Update: Gov't reopens, debt limit rises

Local agencies and individuals are breathing a sigh of relief following late-night votes Wednesday in Congress to reopen the federal government and raise the nation's debt limit.


The deal, announced Wednesday by Senate Majority Leader Harry Reid of Nevada and Senate Minority Leader Mitch McConnell of Kentucky, passed the Senate by a vote of 81-18 and the House by a vote of 285-144. President Barack Obama signed the bill shortly after midnight.


The agreement raises the United States' $16.7 trillion debt limit and avoids default through at least Feb. 7, 2014, while funding the federal government through Jan. 15, 2014.


It makes no major changes to the Affordable Care Act, or "Obamacare," as many Republicans had sought. It does require stronger protections against fraud by those who receive subsidies under the health insurance program.


Republican Sen. Richard Burr and Democratic Sen. Kay Hagan both voted for the bill, while Rep. Virginia Foxx, a Republican, voted against.

 


Trickle-down crisis averted


In Watauga County, the impacts of the bill's passage were felt immediately Thursday morning.

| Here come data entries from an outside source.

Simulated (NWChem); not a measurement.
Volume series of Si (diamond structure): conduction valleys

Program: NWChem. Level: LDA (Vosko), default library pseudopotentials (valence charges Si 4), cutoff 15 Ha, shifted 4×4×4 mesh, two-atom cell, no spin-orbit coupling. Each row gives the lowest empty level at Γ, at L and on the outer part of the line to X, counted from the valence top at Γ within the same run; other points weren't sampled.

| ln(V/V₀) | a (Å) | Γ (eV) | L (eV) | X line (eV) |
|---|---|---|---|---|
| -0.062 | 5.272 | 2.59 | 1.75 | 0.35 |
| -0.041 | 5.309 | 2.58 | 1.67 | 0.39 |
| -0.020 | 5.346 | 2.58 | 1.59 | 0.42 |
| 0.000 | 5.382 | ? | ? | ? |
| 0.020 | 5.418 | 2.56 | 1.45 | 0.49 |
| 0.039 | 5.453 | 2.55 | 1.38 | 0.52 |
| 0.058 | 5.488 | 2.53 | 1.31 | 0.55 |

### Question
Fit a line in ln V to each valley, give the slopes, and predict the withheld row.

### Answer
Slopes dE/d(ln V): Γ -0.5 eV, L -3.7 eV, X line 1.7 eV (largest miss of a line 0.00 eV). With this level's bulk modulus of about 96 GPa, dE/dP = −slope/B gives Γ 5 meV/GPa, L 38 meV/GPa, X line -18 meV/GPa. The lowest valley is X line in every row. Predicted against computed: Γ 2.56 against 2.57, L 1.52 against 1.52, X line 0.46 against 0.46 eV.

At the Parkway Craft Center inside Moses Cone Manor, visitors were waiting outside when the doors opened for the first time in 17 days, manager Ellen Schaller said.


But the damage caused by Washington's brinksmanship already has been done.


Unlike federal employees, those who work at the craft center will not get back-pay for their time off work, she said. Neither will the local artists who planned to host demonstrations and sell their work on the craft center's enclosed porch.


Schaller said contracted employees such as restroom custodians also won't get paychecks.


"It goes beyond the obvious," Schaller said. "Those people might be easily forgotten, but they're critical to an operation."


Schaller estimated that the craft center had lost about $70,000 in revenue it would typically gain selling handmade crafts to leaf-lookers during October.


"We lost over half of our month's sales, and it is our biggest month in the whole year," Schaller said. "So it has dramatically changed my entire year just because of two weeks."


In the Watauga County Department of Social Services, Director Jim Atkinson said he was "doing much better" on Thursday.


"People that were ready to go into panic mode won't need to," Atkinson said.


He said Thursday that funding had been restored for child care subsidies, the Work First welfare program, food stamps and other social services without interruption.

 

"I don't know of any long-term results that we're going to see as a result of this, and that's a good thing," Atkinson said. "All of our funding, it appears, is going to be retroactive to Oct. 1."


If a deal had not been reached, approximately 300 Watauga County children would have no longer received child care subsidies, Atkinson said Wednesday. Another 35 to 40 working or in-training individuals would stop receiving financial assistance checks. About 2,000 families depending on food stamps would no longer see the money placed on their electronic benefit transfer cards.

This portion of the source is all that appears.